Resonant relaxation in globular clusters

TL;DR

This paper demonstrates through large-scale N-body simulations that vector resonant relaxation (VRR) significantly influences the angular momentum orientations in globular clusters, operating efficiently for clusters with over 10,000 stars.

Contribution

It provides the first detailed numerical evidence that VRR occurs in globular clusters and highlights its importance beyond black hole environments, suggesting the need to incorporate VRR in cluster simulations.

Findings

VRR operates efficiently in globular clusters with N>10^4.

Angular momentum vector orientations relax faster than magnitudes.

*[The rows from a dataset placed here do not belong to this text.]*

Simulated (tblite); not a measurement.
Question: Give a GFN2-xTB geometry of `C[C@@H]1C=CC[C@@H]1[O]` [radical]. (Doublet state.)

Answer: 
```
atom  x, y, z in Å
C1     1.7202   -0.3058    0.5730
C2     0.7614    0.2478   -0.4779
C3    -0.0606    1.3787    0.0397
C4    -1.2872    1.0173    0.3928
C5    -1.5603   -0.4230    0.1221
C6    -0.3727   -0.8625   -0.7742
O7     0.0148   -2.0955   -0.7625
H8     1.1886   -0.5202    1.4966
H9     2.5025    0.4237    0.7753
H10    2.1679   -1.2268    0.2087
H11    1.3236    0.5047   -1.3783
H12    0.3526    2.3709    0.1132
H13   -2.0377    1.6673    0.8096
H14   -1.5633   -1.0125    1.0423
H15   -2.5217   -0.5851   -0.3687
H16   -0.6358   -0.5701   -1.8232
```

VRR causes internal statistical equilibrium in orbital plane distributions.

Abstract

Resonant relaxation has been discussed as an efficient process that changes the angular momenta of stars orbiting around a central supermassive black hole due to the fluctuating gravitational field of the stellar cluster. Other spherical stellar systems, such as globular clusters, exhibit a restricted form of this effect where enhanced relaxation rate only occurs in the directions of the angular momentum vectors, but not in their magnitudes; this is called vector resonant relaxation (VRR). To explore this effect, we performed a large set of direct N-body simulations, with up to 512k particles and ~500 dynamical times. Contrasting our simulations with Spitzer-style Monte Carlo simulations, that by design only exhibit 2-body relaxation, we show that the temporal behavior of the angular momentum vectors in $N$-body simulations cannot be explained by 2-body relaxation alone. VRR operates efficiently in globular clusters with $N>10^4$. The fact that VRR operates in globular clusters may open way to use powerful tools in statistical physics for their description. In particular, since the distribution of orbital planes relaxes much more rapidly than the distribution of the magnitude of angular momentum and the radial action, the relaxation process reaches an internal statistical equilibrium in the corresponding part of phase space while the whole cluster is generally out of equilibrium, in a state of quenched disorder. We point out the need to include effects of VRR in Monte Carlo simulations of globular clusters.